Mediaite’s Tommy Christopher On Casey Anthony Jury: ‘Not The Media’s Job’ To Shield Them
The immediate media reaction to the “not guilty” verdict presented to Casey Anthony yesterday has been one of utter disbelief– how could the jury and the media not see eye-to-eye from the same evidence? On today’s Thom Hartmann Radio Show, Mediaite’s Tommy Christopher argued the disconnect lay in what evidence was permissible in a court of law versus the court of public opinion, but that a responsible media cannot be expected to shield potential jurors from their own reporting.
The conversation between Christopher and host Thom Hartmann mostly centered around the differing perspectives that led to such shock among the American press, or as Christopher put it, the “utter apoplexy from people in reaction to this verdict.” To Hartmann, the culprit was in part a tendency to “elevate to diva status anyone with a JD,” but Christopher argued that the difference lay in the American public being “confused” as to the difference between a responsible news story and legally admissible evidence. “There are facts a journalist can present that will never make it into court,” Christopher noted, “and that doesn’t necessarily make the journalist irresponsible or wrong, it’s just a different burden.”
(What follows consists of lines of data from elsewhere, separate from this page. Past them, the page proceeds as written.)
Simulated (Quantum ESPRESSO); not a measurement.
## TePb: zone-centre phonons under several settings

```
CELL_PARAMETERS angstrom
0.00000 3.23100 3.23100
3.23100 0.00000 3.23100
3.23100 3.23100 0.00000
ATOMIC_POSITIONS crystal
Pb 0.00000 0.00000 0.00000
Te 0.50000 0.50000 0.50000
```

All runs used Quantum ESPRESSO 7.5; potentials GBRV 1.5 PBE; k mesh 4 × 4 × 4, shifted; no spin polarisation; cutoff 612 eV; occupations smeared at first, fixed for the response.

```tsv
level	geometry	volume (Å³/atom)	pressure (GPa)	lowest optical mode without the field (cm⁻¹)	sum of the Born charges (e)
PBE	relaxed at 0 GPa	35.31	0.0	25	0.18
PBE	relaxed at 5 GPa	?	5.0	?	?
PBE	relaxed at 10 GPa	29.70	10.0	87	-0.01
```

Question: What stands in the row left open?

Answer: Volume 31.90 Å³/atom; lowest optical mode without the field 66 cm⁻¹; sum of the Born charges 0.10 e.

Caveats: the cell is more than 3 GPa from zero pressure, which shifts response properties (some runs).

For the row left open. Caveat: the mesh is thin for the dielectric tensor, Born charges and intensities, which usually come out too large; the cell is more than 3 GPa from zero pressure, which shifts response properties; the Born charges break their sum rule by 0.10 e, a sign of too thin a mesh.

On this point Hartmann agreed, and gave as an example a suspect’s previous behavior. “How are you going to get an impartial jury,” he asked, when “previous behavior is widely publicized in the media?” Hartmann also suggested that a viable alternative would be a Canadian-style system where an indicted person’s identity is shielded from the media until the person is found guilty of a crime. After jokingly suggesting “a group of twelve of your Amish peers,” Christopher argued that, while, “as an armchair legal scholar,” he agreed that the press presented a problem in keeping a potential jury impartial, “as a journalist, that’s not our problem.” He did note that he wished to see more discussion in the media of how the legal rules of evidence differ from the common usage of the word, but ultimately, “it’s not our job to help lawyers pick a jury.”